As I’ve mentioned in many previous articles, the internet is surely an excellent first-world technology. However, as this article from The Register points out, the internet also hides a much shadowier, more alarming nature, exemplified in the growing amount of internet surveillance.
A top US government official believes that the internet is under fierce attack by authoritarian governments worldwide, and that the situation is rapidly deteriorating.
“Today we face a series of challenges at the intersection of human rights, connected technologies, business, and government. It’s a busy intersection – and a lot of people want to put up traffic lights,” said US Assistant Secretary of State Michael Posner, speaking at the Silicon Valley Human Rights Conference in San Francisco on Tuesday.
[…]And as information communications technology moves ever deeper into less-developed countries, Posner sees the problems increasing. “These are the places where repressive regimes are getting hold of the latest, greatest Western technologies and using them to spy on their own citizens for purposes of silencing dissent,” he said. “Journalists, bloggers and activists are of course the primary targets.”
From his point of view, governments in some of these emerging markets “appear fiercely determined to control what people do online.”
Again, this underlines the straightforward, egalitarian nature of an alternative media source: shortwave radio. People living under the control of such a regime can turn to radio to hear voices from across the globe, to dispel inaccuracies and fallacies, and learn the truth. Unlike the internet, there’s no virtual gateway that can be locked down by a government’s heavy hand. Shortwave radio has no regard for border crossings.
Best of all, no one can prevent these listeners from listening; no one can track them or their listening habits.

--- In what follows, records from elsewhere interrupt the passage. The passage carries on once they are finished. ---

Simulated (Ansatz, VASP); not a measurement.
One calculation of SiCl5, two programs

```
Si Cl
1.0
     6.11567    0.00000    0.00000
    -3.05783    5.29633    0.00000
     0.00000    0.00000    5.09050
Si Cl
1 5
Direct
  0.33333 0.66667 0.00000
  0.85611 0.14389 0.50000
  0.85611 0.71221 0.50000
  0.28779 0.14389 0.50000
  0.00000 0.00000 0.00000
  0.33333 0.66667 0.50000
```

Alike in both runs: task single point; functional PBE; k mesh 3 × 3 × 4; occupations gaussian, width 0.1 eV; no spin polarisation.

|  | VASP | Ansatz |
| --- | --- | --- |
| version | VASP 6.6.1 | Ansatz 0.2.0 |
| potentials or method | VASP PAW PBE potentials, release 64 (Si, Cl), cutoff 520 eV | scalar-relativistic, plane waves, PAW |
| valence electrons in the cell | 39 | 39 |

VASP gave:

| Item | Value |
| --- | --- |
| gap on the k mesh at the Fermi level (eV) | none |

Herein lies my fear that, as many large international broadcasters such as the BBC, VOA, DW and others abandon shortwave service to invest in the internet, we put all our eggs in one tenuous basket. Certainly, we can invest in technologies which attempt to stall government efforts to temper our internet presence in, for example, China; but what about the people accessing these protective internet sites? Who is watching them and their surfing habits?